Railway cars loaded with sulphuric acid were not property secured by crew members when they derailed at the Canadian Pacific Railway Company’s Toronto Yard in Scarborough in 2022, according to a newly released report by the Transportation Safety Board of Canada.

On Thursday, the TSB released its investigation report into the “uncontrolled movement and derailment” of several cars in CP’s Toronto Yard back on March 13, 2022.

According to the report, about 103 rail cars ran uncontrolled for about 3,200 feet down a descending grade of track in the Toronto Yard, which is located near McCowan Road and Sheppard Avenue. 

The seven leading cars derailed and three were carrying sulphuric acid, the report noted. There were no leaks and no one was injured, according to the report.

“The investigation found that the force applied during the hand brake test was insufficient and not enough time was allowed for the slack between the cars to fully adjust before the emergency air brakes were applied,” the report read.

“Consequently, the hand brake effectiveness test was incomplete, and the crew were unaware that the number of hand brakes used to secure the cars was insufficient for the descending grade.”

The report went on to say that “location-specific guidance” was not provided to crews in instructions from CP, meaning that they were forced to rely on “their knowledge, experience, and judgment” to secure rolling stock.
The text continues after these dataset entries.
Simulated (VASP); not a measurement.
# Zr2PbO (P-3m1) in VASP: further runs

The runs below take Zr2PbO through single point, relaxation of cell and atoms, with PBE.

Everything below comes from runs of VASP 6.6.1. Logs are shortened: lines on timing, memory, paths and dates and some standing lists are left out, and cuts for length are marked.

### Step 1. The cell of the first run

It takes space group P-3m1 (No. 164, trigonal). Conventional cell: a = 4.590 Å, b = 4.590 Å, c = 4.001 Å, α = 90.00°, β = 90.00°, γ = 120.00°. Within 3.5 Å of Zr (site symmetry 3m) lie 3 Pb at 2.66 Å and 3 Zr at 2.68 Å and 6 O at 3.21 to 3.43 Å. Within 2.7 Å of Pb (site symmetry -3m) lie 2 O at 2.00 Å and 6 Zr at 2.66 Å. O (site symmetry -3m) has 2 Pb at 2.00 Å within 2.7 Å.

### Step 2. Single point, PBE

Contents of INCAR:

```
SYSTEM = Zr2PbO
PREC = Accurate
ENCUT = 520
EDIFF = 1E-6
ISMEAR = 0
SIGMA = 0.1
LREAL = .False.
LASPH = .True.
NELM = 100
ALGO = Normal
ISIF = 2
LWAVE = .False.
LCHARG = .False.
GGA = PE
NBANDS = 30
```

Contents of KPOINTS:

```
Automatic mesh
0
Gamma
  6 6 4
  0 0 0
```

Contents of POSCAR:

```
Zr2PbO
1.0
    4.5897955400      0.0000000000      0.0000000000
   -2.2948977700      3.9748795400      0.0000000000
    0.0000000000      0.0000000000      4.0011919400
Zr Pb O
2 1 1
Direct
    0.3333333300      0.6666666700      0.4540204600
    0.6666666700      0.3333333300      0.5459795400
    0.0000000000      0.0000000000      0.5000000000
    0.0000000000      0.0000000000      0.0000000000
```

The TBS said four “significant” uncontrolled movements have occurred at the Toronto Yard over the past five years, prompting it to issue a rail safety advisory letter to Transport Canada in March 2023. In the letter the TSB suggested that Transport Canada may wish to audit CP’s switching and car securement practices to ensure “adequate procedures are in place.”

Transport Canada subsequently conducted inspections and CP undertook safety actions after receiving a notice under Section 31 of the Railway Safety Act.

“CP introduced a revised operating bulletin to be used when securing rail equipment in the yard, as well as conducting further education, training, and safety blitzes for employees working at the yard,” the report read.